This post is the 1st part of the series “Ylang: Universal Language for eBPF+, Stap+, GDB, and More.” See also Part 2, Part 3, and Part 4.

Y or Ylang is a universal dynamic tracing language that targets various dynamic tracing frameworks and toolchains. We provide it as part of the OpenResty XRay platform developed by OpenResty Inc.

What is Dynamic Tracing

Dynamic tracing is a set of technologies that can analyze, troubleshoot, and profile live software systems in a safe, real-time, postmortem, efficient, and non-invasive way.

Many APM-like technologies claim to be non-invasive, but they still require collaborations from the target processes and applications. For example, they may require loading special modules and libraries, injecting new code into the target processes, or requiring them to emit data via API calls or log files.

I used to write a series of articles on dynamic tracing in general. It is titled “The Wonderland of Dynamic Tracing.” You’re welcome to check it out.

Why the “Y” Name

You may wonder why the language is called Y. It was a name given by Matthew Prince, the CEO of Cloudflare when I was still working there. He said it is the first letter of my first name, Yichun, and more importantly, it dubs the word “why,” where dynamic tracing languages often aim to answer complex questions starting with the word “why.” At that time, Ylang was still a very vague idea. After I founded OpenResty Inc. years later, I chose to keep the name, and I’d thank Matthew for It.

Getting Started

The Hello World Example

Let’s do the classic “hello world” example for the Y language:

$ run-y -e '_probe _oneshot { printf("Hello, world!\n"); }'
Start tracing...
Hello, world!

The run-y utility is from OpenResty XRay’s packages.

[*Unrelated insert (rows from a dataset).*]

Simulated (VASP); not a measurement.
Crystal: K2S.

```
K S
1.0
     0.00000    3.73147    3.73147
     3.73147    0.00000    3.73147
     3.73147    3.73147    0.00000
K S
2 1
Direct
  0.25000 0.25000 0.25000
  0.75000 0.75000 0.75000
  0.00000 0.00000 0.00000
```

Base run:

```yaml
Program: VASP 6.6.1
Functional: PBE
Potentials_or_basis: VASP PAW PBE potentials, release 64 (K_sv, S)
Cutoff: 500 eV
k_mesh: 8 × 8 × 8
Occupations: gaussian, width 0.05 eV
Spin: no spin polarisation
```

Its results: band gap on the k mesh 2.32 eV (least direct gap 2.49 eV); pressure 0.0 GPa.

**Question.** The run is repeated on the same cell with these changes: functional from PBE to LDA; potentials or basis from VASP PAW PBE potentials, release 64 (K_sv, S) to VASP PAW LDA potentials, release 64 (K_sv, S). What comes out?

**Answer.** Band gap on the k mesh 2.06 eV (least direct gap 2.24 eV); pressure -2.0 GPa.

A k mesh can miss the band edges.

Here the _probe keyword defines a new probe handler for the special probe-point _oneshot, triggered when the analyzer starts up. And when the _oneshot probe completes execution, the analyzer quits immediately. The printf() function is just like the standard C counterpart.

Specifying Target Processes

The special _oneshot probe is a great way to experiment with the Y language features. We will see more examples later in this series. We usually use other kinds of probes for real-world analyzers like function probes, system call probes, process scheduler probes, CPU profiler probes, and many more. In those cases, we can specify an already running target process via its PID, as in

# assuming the target process has the PID 5786
run-y -p 5786 my-tool.y

Or we can specify a process group ID (PGID), as in

# assuming the target process group has the same group ID, 14927
run-y -p -14927 my-tool.y

If a live process with a PID equals the specified process group ID, our toolchain will automatically get the real process group ID from that process. It is convenient to specify the Nginx master process to trace the whole Nginx process group where the master process’s PID is not the same as the process group ID (when the daemon mode is enabled).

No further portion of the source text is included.